Shaking off the worst of the expedition egos, I lucked out by having Iran and Turkey as our patch, and oarsman Daniel Topolski as my Landrover companion – almost as under-qualified as me but with an African saga under his belt, Daniel was a writer, photographer and rowing champion who coached the Oxford blues to multiple victories. With black curls, and irresistible Polish charm, his girlfriend Victoria became one of my best friends -- and without whom I would never have got to Nepal.
Behind the wheel in the upright seats with camera and notebooks in hand, together Daniel and I ventured through the haunting ruins of Persepolis, cooling towers of Yazd, haze of Mount Ararat and hanging monasteries of Trabzon. We slept on floors, lived off kebabs and yoghurt, passed through the Valley of the Assassins and Elburz mountains, and followed the caravan trade routes as far as Mashhad on the Soviet Afghanistan border.
Sickness hit us crossing the rutted tracks of the Dasht-e-Lut salt desert, and euphoria when one richly glowing afternoon we were welcomed into a colourful Kurdish encampment – Daniel nearly killed me when he realised I had failed to properly load the film into the cameras, so no photos. We discovered the sleepy, forgotten Mediterranean village of Yumurtalik, once a thriving port where Marco Polo disembarked to begin his trip to China in 1271, noting ‘all spices, silk, gold and wool from inland were carried to this … city good for trade’.
And strangest of all, whilst seeking film permits in Tehran, we were invited to the inauguration of the Shah’s sister Princess Shams’ latest extravagance, a conch-shaped palace on a bend in the river designed by Frank Lloyd Wright, glittering with curved mosaics, fountains and crystal. Scrubbing up and finding something to wear from the back of our dust-encrusted vehicle, we mingled with the royal bejewelled crowd, gloated over the indulgent interiors and incomparable Persian carpets, tucked into the caviar and champagne, admired the shimmering skill of the celebrity belly dancer, and bowed low when presented to the King-of-Kings himself.

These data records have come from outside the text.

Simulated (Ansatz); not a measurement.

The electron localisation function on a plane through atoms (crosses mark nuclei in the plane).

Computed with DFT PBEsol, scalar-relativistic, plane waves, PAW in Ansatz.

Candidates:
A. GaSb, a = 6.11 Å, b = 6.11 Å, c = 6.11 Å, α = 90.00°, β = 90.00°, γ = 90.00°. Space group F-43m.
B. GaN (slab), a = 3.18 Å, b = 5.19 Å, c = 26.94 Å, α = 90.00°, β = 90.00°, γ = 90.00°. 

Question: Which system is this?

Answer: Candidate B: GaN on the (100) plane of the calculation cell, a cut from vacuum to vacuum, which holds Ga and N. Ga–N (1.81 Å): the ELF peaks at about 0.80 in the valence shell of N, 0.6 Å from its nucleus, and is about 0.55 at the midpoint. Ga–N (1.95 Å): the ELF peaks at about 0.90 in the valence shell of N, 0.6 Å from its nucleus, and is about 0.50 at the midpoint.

Succumbing to such arbitrary extremes is the essence of travel, and Daniel and I had the best of times with that Marco Polo project. Due to the vagaries of political boundaries, journeys in the footsteps of Marco Polo have been impossible to re-enact since the days when he travelled under the safe passage of Kublai Khan’s engraved tablets, through the enormous expanse of the Mongol empire. Inspired by Marco’s travels and exploration, several films have been made before and since, but ours was not one of them.